SWBAT regroup using four two-digit addends.

Students identify, use, and share their own strategies for adding four two-digit addends.

5 minutes

*Today we are going to be reviewing adding four numbers together. In order to get our brains working we are going to do an entrance ticket. *(You can also post the entrance ticket on the board and have students work in their math journals instead of printing the worksheet) *When you receive this entrance ticket, begin working on it. I have put tens and ones blocks as well as cubes on your tables so you can use them if need be.*

As students work, I circulate to observe the strategies that they are using.

**Entrance Ticket: **

**At Jade’s Jewelry Store, Jade keeps a table to show how many necklaces she sells every month. How many necklaces did Jade sell in all? **

Month |
Necklaces Sold |

January |
41 |

February |
55 |

March |
76 |

April |
38 |

10 minutes

*Please turn to your partner and share your entrance ticket. Make sure to explain what operation you used, why you used that operation, and what strategy you chose. *** **

As students share their work, I circulate to hear what strategies students feel most comfortable with/ what strategies are yielding accurate work. ** Some students may choose to add the number together in pairs first, some may add two together, then add on the third and then the fourth, others may use tens and ones.**

*Now I want two or three students to share their entrance ticket. As your teammates are sharing, I want you to ask yourself : How is their strategy similar to the strategy I used? How is their strategy different from mine? *

When students share out their answers, I make sure that they are explaining WHY they chose the strategy they did and make sure to highlight the steps that they took to find an accurate answer (procedural errors are very common in these types of problems!!)

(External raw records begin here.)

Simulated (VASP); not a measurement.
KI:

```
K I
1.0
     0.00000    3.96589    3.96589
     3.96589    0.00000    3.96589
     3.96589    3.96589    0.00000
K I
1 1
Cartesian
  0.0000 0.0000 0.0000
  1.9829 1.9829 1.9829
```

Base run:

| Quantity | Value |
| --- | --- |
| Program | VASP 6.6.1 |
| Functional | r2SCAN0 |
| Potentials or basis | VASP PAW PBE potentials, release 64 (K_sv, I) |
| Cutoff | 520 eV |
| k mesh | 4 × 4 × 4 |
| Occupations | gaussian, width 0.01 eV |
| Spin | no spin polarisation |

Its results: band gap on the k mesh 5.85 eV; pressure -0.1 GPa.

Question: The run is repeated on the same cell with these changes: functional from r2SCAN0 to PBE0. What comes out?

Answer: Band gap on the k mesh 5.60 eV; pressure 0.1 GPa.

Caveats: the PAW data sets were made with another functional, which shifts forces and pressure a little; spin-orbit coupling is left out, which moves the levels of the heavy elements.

Depending on time, student mastery, and student engagement you can do another practice problem on the board. Students can use white boards to do the problem and then can share their strategy with the class.

Note: Since procedural errors are so common with this type of problem, I spend a lot of time focusing on accuracy and precision (MP6). I teach some strategies so that students can attend to precision in their work. These accuracy strategies include checking our work, having a friend check your work, and solving the problem another way to make sure that the work is correct.

10 minutes

*Now we are going to play an adding numbers game. I have bags that are filled with numbers. In groups of four, you will each pull out a number. Then you will work quickly to add these four numbers on your white boards. Every student in the group needs to be adding up the numbers. When everyone is done check your work as a team and make sure everyone's answer is accurate. Students should help each other fix their work if it is not accurate. The first team to accurately add up all four numbers will get a point. We will play 4 or 5 rounds. *

Pre-cut the numbers on the attached sheet and put them in a bag. Students can sit on the rug or at desks to play. Make sure that groups are heterogenous and that students are helping each other.

In games like this, students who are more adept sometimes end up simply telling the struggling students how to do the work in attempts to be the first team done. If this is becoming a problem, I stop "rewarding" students/teams who finish first and instead focus the attention of the game on working together and explaining our answer clearly.

10 minutes

Independent practice is tiered based on proficiency with this skill. During the independent practice, I circulate, starting with Group A and then moving to Group B and finally to Group C. As I circulate, I support students who are struggling by asking guiding questions: *(1) Can you show me how you solved the problem, (2) What strategy are you using? (3) How did you choose that strategy? (4) What steps can you take to make sure your work is accurate? *

**Group A (In need of intervention):**

** **Students will add four two digit numbers (10-50). These students work with smaller numbers and do not need to regroup beyond 100. Many students in this group are still reliant on concrete materials (cubes, place value blocks, etc.).

NOTE: In my experience, students in group A will likely struggle during the entrance ticket and introduction to new material given gaps in number sense knowledge. To help them during these sections of the lesson, I provide manipulatives or have them work with a peer buddy. Working with a peer buddy gives these students a chance to receive coaching from someone other than the teacher. Additionally, being exposed to more problems that are challenging exposes them to the strategies that their peers are using and pushes their thinking.

**Group B (Right on track!): **

** **Students will add four two digit numbers (20-60). These students' problems require them to regroup into the hundreds place. This group has manipulatives (cubes and tens/ones blocks) available to them.

**Group C (Extension):**

** **Students will add four two digit numbers (30-100). These students' problems require them to regroup into the hundreds place. This group has manipualtives available to them as well though in my class, most students solved their problems using a regrouping or tens/ones strategy that did not require them to use manipulatives.

10 minutes

*Our thinking job for today was: How can I add four two-digit numbers together accurately? *

**What are some strategies that you used to solve these problems? **

Students should be able to recall various strategies including 1) Column addition with regrouping 2) adding two numbers and then adding the sums, and 3) using tens and ones.

**In order to show me what you know, you will take a quick exit ticket. **

When finished, students can swap their exit tickets with a teammate and grade each other's exit ticket as a final reinforcement of the skills.